A piece rate is set up with the intention that a competent worker could earn the equivalent of at least $15% above the minimum hourly rate of their classification.
While it was set up with the intention that efficient employees could earn above the minimum hourly rate, it instead often led to employees receiving incredibly low rates of pay.
Over 50% of the horticultural workforce is not made of local workers and fall part of a population segment more vulnerable to exploitation by their employers. The Australian Workers Union (AWU) national secretary claimed some employers used this piece work system to pay employees as little as $3 an hour.
Following due consideration of the matter, the full bench of the Fair Work Commission declared that the piecework pay rates for employees under the award were “not fit for purpose”, and that “they do not provide a fair and relevant minimum safety net”.
At the time, the AWU national secretary claimed this was a great success for the union – one of its most significant victories in its 135 year history.
An employee paid via piecework rates will now be afforded a minimum wage guarantee. While it is possible for them to earn higher than the minimum hourly rate stipulated in the Horticulture Award 2020 if they are sufficiently competent, they must now receive at least the minimum hourly rate, regardless of their productivity while working.
This is also accompanied by new record keeping requirements for employers. Employers must keep records of the hours worked by each employee, as well as the piece rates that have been applied to the employee.
Pieceworkers may be engaged as full-time, part-time, or casual employees, but the nature of the industry means that the majority of employees are engaged on a casual basis. Under these new changes, casual employees would be guaranteed to receive a minimum hourly rate of $25.41.
Affected businesses in the industry have expressed concern that in addition to this possibly leading to increases for consumers, it may also affect current employees if they are unable to perform effectively enough to meet the minimum rate via piecework rates. It may not be feasible for them to keep these employees on. Producers have also indicated it may lead to the work becoming less viable for backpackers, students, and other workers that often may work more casually for a short period as opposed to more professional pickers.
Regardless, the changes are a large step towards minimising underpayment of employees in the industry.

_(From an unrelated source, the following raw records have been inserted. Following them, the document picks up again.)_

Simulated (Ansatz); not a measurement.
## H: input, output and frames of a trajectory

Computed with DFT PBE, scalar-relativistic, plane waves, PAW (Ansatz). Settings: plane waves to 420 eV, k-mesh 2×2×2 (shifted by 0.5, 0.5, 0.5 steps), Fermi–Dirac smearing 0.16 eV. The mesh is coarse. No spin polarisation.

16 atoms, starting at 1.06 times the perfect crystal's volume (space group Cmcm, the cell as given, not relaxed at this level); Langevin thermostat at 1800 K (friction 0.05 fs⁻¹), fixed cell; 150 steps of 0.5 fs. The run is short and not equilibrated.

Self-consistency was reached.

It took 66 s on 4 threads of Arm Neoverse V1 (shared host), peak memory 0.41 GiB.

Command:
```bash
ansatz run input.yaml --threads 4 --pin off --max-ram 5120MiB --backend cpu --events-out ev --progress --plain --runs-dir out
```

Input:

These changes will come into effect from the first pay period beginning on or after the 28th of April. For those that fail to comply, the Fair Work Ombudsman has stated they are ready to ensure compliance, and encouraged businesses and employees to reach out for assistance.
For affected business, the Fair Work Ombudsman has also developed free resources that can assist them with ensuring they meet their compliance obligations, available online.